Travel diary
For the first time in seven years, the "vacation factories" are back on the British beaches.
Staying in London during August is, for an Englishman, as hard to bear as the absence of bacon at breakfast or the suppression of bookmakers at the Newmarket races. Along with the blitzkrieg and Doenitz's submarines, the lack of vacations will remain one of the worst memories of the war. Perhaps this best explains the waves of assaults that battalions of Londoners have been unleashing over the past few days on Victoria Station, the hub of departures to the fat meadows of Surrey and the chalky cliffs of the North Sea.
Not for seven years have the stations in the British capital been so crowded. Tens of thousands of Smiths and Sullivans spent nights under the stars just to get a rail ticket. For this first summer of peace, the railways put two thousand four hundred special trains into service for the most popular seaside resorts: Blackpool, Southend, Brigthon and Margate (...)
Brighton remains England's most popular beach. Before the war, it was estimated that two million people came to spend an average of ten days each during the season. But this year, the record will be broken: the beach was reopened on June 1. Since May 1940, it had been considered a military zone, and special reasons and a pass issued by the War Office were required to visit it. (...)
Brighton would look like any other beach in the world if it didn't have a pier. For the English, Brighton's pier is almost as famous as the column in Trafalguar Square or the Tower of London. And they'd be happy to call it one of the Eight Wonders of the World if it weren't already carefully catalogued. Brighton Pier is part fair, part dance hall. There are open-air concerts, merry-go-rounds, lotteries, a cinema and, of course, the inevitable amusement arcade. You have to pay three pence for the right to enter the pier, and every day five thousand people pay this fee without batting an eyelid to be able to smell the famous air that a famous English humorist once defined as "the only one worth sniffing". Bank employees who come to Brighton to spend their annual family vacation thus give themselves, for a few francs, the illusion of a sea voyage, without the risk of nausea and without straying too far from their boarding house.
The pier is 570 metres long. During an air attack, an enemy bomb blew a 40-meter hole in its floor. It has now been partially repaired, with 500 plumbers, carpenters and painters working to restore it to its pre-war appearance. Every day, a diver descends to the bottom of the sea to check the 400 pilings and 5,000 crossbeams that support it. As the continuous vibration caused by the footsteps of walkers can cause damage over time, he is Brighton's busiest man.
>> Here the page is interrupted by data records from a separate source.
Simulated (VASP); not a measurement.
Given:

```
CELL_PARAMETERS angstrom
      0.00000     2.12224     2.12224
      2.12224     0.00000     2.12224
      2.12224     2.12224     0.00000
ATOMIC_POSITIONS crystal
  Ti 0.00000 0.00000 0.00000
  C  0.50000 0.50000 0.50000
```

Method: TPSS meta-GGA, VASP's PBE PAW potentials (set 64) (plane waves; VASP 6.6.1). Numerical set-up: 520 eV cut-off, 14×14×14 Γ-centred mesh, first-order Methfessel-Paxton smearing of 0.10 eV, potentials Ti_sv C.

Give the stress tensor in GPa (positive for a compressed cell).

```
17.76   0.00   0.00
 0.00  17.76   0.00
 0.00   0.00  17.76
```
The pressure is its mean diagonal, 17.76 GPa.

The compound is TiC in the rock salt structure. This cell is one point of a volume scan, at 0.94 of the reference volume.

This year, the city's hotels are overwhelmed and understaffed. In one hour, five hundred chambermaids could easily find a good place. Summer guests are reduced to making their own beds, doing their own laundry, and fetching their own breakfast from the kitchen. (...)
This craze for the first peaceful vacations has left the streets of London deserted. It is estimated that almost two million city dwellers headed for the beaches along the coast. While only 30,000 foreigners and provincials came to spend their vacations in the English capital, where hotels lowered their rates.